Shares of Rezolve Ai PLC (NASDAQ:RZLV) are up Wednesday after the company raised guidance for two key financial metrics and announced that it beat analyst expectations for the first half of 2025.
What To Know: Rezolve’s stock jumped 25% following the positive announcement before pulling back, according to Benzinga Pro. Shares of Rezolve AI, which makes retail-focused large language models, were hovering just above $5 at last check.

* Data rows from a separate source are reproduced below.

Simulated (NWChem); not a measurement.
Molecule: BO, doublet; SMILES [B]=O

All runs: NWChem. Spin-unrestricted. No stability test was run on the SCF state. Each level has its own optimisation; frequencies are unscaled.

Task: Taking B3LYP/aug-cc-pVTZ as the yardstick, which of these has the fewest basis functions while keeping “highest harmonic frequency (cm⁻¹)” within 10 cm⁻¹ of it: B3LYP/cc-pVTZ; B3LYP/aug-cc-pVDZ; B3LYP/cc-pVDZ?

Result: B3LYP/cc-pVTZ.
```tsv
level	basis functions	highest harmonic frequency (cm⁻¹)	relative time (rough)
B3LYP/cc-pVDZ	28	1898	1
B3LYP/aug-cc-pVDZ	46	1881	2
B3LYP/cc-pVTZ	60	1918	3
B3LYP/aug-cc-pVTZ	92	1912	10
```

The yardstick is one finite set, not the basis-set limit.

Rezolve said it surpassed analyst expectations for the first half of 2025, reporting $6.3 million in revenue versus the $5.1 million consensus. Total revenue for the period was up more than 436% year-over-year. Gross profit margin also exceeded expectations, with Rezolve reporting 95.8% and beating the expected range of 60% to 70%.
The company raised its guidance for fiscal 2025 to a minimum of $150 million ARR exit rate after reporting $90 million in ARR year-to-date. Rezolve also guided for a $500 million ARR exit rate in 2026.
“Since the first half of 2025, we have doubled enterprise adoption, delivered SaaS margins among the very best in the industry, and secured a clear path to exit the year at or above $150 million ARR,” said CEO Daniel Wagner. “With our Brain Suite being Agentic Commerce ready and with the backing of partners like Microsoft and Google, we are at the forefront of the AI revolution.”
Analyst have a consensus Buy rating on Rezolve with an average price target of $7.31, according to Benzinga data. Recent analyst changes include a price target increase from $4 to $9 by HC Wainwright & Co and a price target increase from $4.25 to $9 by Roth Capital.
RZLV Price Action: Rezolve AI shares were up 2.21%, trading at $5.08 at the time of publication on Wednesday, according to Benzinga Pro. The stock has traded within a 52-week range of $1.07 to $9.45.